SKI-SAT: A CMOS-compatible Hardware for Solving SAT Problems

TL;DR

The paper introduces SKI-SAT, a CMOS-based hardware system that efficiently solves SAT problems by mapping variables to capacitor voltages and using a network of coupling units, achieving significant speed and power improvements.

Contribution

A novel CMOS-compatible hardware architecture for SAT solving that employs capacitor voltage mapping and a unique perturbation scheme to enhance performance.

Findings

Over 10x faster solution times compared to existing solvers.

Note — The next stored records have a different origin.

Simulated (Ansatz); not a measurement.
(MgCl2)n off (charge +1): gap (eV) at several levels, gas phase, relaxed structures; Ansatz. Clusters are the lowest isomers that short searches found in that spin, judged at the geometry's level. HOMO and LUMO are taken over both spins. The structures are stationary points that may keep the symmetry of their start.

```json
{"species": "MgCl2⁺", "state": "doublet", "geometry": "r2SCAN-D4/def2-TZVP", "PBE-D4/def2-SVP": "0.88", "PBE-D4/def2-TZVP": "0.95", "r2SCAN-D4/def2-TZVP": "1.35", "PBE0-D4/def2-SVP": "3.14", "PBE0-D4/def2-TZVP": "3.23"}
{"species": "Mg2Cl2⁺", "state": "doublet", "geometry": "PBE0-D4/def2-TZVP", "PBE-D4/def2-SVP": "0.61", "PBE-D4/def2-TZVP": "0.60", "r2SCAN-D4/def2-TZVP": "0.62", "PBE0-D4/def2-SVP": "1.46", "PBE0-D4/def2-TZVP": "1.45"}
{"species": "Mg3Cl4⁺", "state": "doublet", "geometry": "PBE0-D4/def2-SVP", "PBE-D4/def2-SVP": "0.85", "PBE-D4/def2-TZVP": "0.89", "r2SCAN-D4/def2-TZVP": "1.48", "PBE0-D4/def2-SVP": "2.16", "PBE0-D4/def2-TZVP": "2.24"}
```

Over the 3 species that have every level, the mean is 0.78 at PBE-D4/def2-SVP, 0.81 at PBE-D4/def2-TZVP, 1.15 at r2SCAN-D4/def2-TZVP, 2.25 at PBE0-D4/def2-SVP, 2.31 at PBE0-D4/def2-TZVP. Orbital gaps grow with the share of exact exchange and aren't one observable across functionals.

300x reduction in power consumption.

Demonstrated high performance through simulation results.

Abstract

Nature-inspired computation is receiving increasing attention. Various Ising machine implementations have recently been proven to be effective in solving numerous combinatorial optimization problems including maximum cut, low density parity check (LDPC) decoding, and Boolean satisfiability (SAT) problems. In this paper, a novel method is presented to solve SAT or MAX-SAT problems with a CMOS circuit implementation. The technique solves a SAT problem by mapping the SAT variables onto quantized capacitor voltages generated by an array of nodes that interact through a network of coupling units. The nodal interaction is achieved through coupling currents produced by the coupling units, which charge or discharge capacitor voltages, implementing a gradient descent along the SAT problem's cost function to minimize the number of unsatisfied clauses. The system also incorporates a unique low-complexity perturbation scheme to avoid settling in local minima, greatly enhancing the performance of the system. The simulation results demonstrate that the proposed SKI-SAT is a high-performance and low-energy alternative that surpasses existing solvers by significant margins, achieving more than 10 times faster solution and 300 times less power.